Not a complaint, by the way, being in the ditch. It's next to the road, after all. I can see what direction I'm meant to be headed in. After a couple of mark-missers, I'm relieved to finally be on the right track with a proposed book. Plus I understand and appreciate my editor's concerns, so I don't feel I'm being made to change things against my own better judgment.
Into the murky plot forest…could seriously use a fog light
and some binoculars if you want me to map this thing.
It's hard for me because although I consider myself both a plotter and a pantser, I've never before had to flesh out an entire story from the get-go before. I've always written my synopses last—once I know what happens. I'm about fifty-fifty plotter and pantser, and I don't mind a bit of plotting first…until I get to the middle of the story. I NEVER know exactly where a book's going when I start out. I try to know my characters as deeply as I can, but I'll be honest—they're still forming as I write their story, and until I'm several chapters in, recording in a Word doc their movie as it plays in my head, I don't totally understand what makes them tick. But by the time I'm halfway through a book, something always hits me—the next thing that needs to happen. Plus for each book I managed to type "The End" on, there were about a hundred daily walks spent mulling over problems as they arose. I can't simply take one hundred-hour-long walk before I sit down to write and know it all, either—it's a daily, cumulative process.

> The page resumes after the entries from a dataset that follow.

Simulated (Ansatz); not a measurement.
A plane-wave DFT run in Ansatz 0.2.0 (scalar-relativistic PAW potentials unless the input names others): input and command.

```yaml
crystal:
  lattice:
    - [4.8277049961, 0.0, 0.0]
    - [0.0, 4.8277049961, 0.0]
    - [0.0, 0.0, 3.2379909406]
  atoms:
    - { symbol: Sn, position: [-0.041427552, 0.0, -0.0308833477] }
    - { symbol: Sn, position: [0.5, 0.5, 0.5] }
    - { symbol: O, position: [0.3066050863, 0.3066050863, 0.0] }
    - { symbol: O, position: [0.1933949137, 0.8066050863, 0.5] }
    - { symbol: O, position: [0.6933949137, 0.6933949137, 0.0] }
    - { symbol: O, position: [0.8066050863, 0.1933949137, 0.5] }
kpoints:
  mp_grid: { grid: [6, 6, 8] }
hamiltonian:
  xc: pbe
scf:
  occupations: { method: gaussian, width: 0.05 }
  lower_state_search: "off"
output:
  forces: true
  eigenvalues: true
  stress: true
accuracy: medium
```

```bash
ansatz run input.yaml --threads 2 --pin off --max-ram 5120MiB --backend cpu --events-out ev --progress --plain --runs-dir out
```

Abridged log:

So the trouble clearly is, I can't wait for the organic answer to my plotting questions when I'm writing on proposal. I need to be able to assure my editor from the start that I know what's happening, and that feels like a shot in the dark, given the way I'm used to working. How can I possibly know what'll happen in the middle, when I'm used to my characters leading me through each chapter as I write it? They're always getting up to stuff I'd never have thought to plot ahead of time, and I rely on those surprises to drive the actions, and even determine the ending.
So this is a learning curve. Just this morning, my editor's latest set of notes shared a worry that the book needs a subplot to give the story a boost in the middle and up the stakes. I found myself dusting off my how-to writing books and rereading the chapters on subplots, and soliciting tips from my Twitter cohorts on the subject. Admitting you have a problem is the first step to fixing it, right? Well right now I can use all the help I can get!
Luckily I do have that one proven plotting trick up my sleeve—the good old long walk. The rain's stopped, so I'm off for a brainstorming session in the park. Hopefully I'll return with a few seedlings of decent ideas, if not the perfect, full-grown solution. And hopefully as I learn to add this more premeditated style of plotting pre-first-draft to my skillset, I'll become a more well-rounded and pragmatic writer. Hopefully.